[art]

Somewhere, and I can not recall where, I have a detailed explanation, of why that is so. Can't remember where it is! I'll keep looking.

Pat

[Joseph K]

Mixers have a bad return loss; the oscillators - output buffers included- are sensible to injection locking, if there is coming back significant reflected energy to the output.
Attenuator pads are inserted to decrease the mixer's return loss, decrease the reflected energy presented to the oscillators.
The result is less phase noise.

Ciao, George

[art]

True. One reason we used circulators, and isolators, in the microwave world. I miss not being able to use them, in the 10 MHz world.

Of course, one could use an active one, like the one Wenzel is known for. Then, you have its noise contribution, to deal with.

There is another part to that. It has to do with the calibration process. One of the oscillators has to drive the mixer into saturation. The other one is backed off, x dB, and that is the detail that eludes me. Wish I could remember the details! (Getting old is the pits.)

Pat

[Joseph K]

Might be this? That is, helping in the calibration?

 

This procedure (the calibration) works as long as the mixer's conversion gain is constant; i.e., its RF port isn't driven into saturation during the real measurement.

Above quote is from here:
http://www.febo.com/pipermail/time-nuts/2008-January/029350.html

Oops, I shouldn't do this - linking.. now there is the danger that somebody might just subscribe also there and teach them some real science..

[Joseph K]

Last, really.. also I don't know if it is permissible - I would quote here, in it's original form, from the book: "Microwave antenna theory and design Di Samuel Silver"
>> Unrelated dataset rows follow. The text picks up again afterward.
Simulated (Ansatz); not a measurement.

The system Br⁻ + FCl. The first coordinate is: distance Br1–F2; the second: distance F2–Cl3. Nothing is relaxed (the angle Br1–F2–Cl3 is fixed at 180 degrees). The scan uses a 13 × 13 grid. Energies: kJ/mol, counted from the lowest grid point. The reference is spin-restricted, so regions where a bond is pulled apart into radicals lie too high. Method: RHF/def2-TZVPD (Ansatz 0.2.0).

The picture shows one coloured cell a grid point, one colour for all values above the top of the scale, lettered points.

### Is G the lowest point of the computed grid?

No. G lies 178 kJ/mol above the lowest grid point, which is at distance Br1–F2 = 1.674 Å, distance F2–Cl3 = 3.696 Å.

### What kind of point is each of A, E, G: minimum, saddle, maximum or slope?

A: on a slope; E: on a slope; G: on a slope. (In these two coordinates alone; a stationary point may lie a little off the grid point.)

Please, moderate it freely if does not fit.

Ciao, George

[rajacat]

I just called Blue Jeans Cable inquiring about digital cables LC-1 vs. Belden 1694A. I might try out a long cheap cable. He said that you could use a coat hanger if the distance was short enough. Digits are digits...you know. Reflections didn't mean anything to him and he seemed perturbed that I'd dare to question this.

-Roy

[wakibaki]

Yes, it added to the noise figure.

How do you reconcile that with your assertion that attenuators attenuate noise?

...asinine assumptions...

...nonsense...

I am trying to be civil, but your insults can not stand.

Try harder. Anyone confident of their position would not feel insulted. You have the opportunity to convince me that I am wrong.

w

[wakibaki]

I would quote here, in it's original form, from the book: "Microwave antenna theory and design Di Samuel Silver"

Congratulations JosephK, you have produced a source to substantiate something with which I agree entirely.

This however does not prove the usefulness of attenuators in SPDIF interfaces.

w

[rajacat]

Well I just drank the KoolAide and ordered an inexpensive 20' BNC/BNC digital cable and BNC/RCA adaptor.

-Roy

[wakibaki]

That'll be the Acid Test then.

I don't recommend long cables like that. The shortest interval between edges for 44k1 is 1/(44100*128) or 177nS. If you're talking Belden 1694A then 10nS equates to a round trip of 2.46m so a round trip time of 177nS gives a cable length of 17.7 * 1.23 = 21.77 metres would cause exact coincidence of the incident edges and the reflected edges. So with this cable, at 44k1 you're OK. If you're running 48k, however, the distance between edges is ~163nS. 16.3 * 1.23 = 20 metres almost exactly. So if there are any reflections in there, 20 metres is the absolutely worst length at 48k and 10 metres (and 20 metres) are the worst for 96k and 192k. And of course 5 metres at 192k.

OTOH few cables have a velocity factor less than 0.66 (a speed of 200,000,000 m/S). That is to say a 1 metre cable has a round trip time of 10nS. The distance between edges for 192k is ~40nS so all sample rates will be accommodated by most cables at a length of 3 metres or less, i.e the reflected edge will return 30nS or less behind the incident.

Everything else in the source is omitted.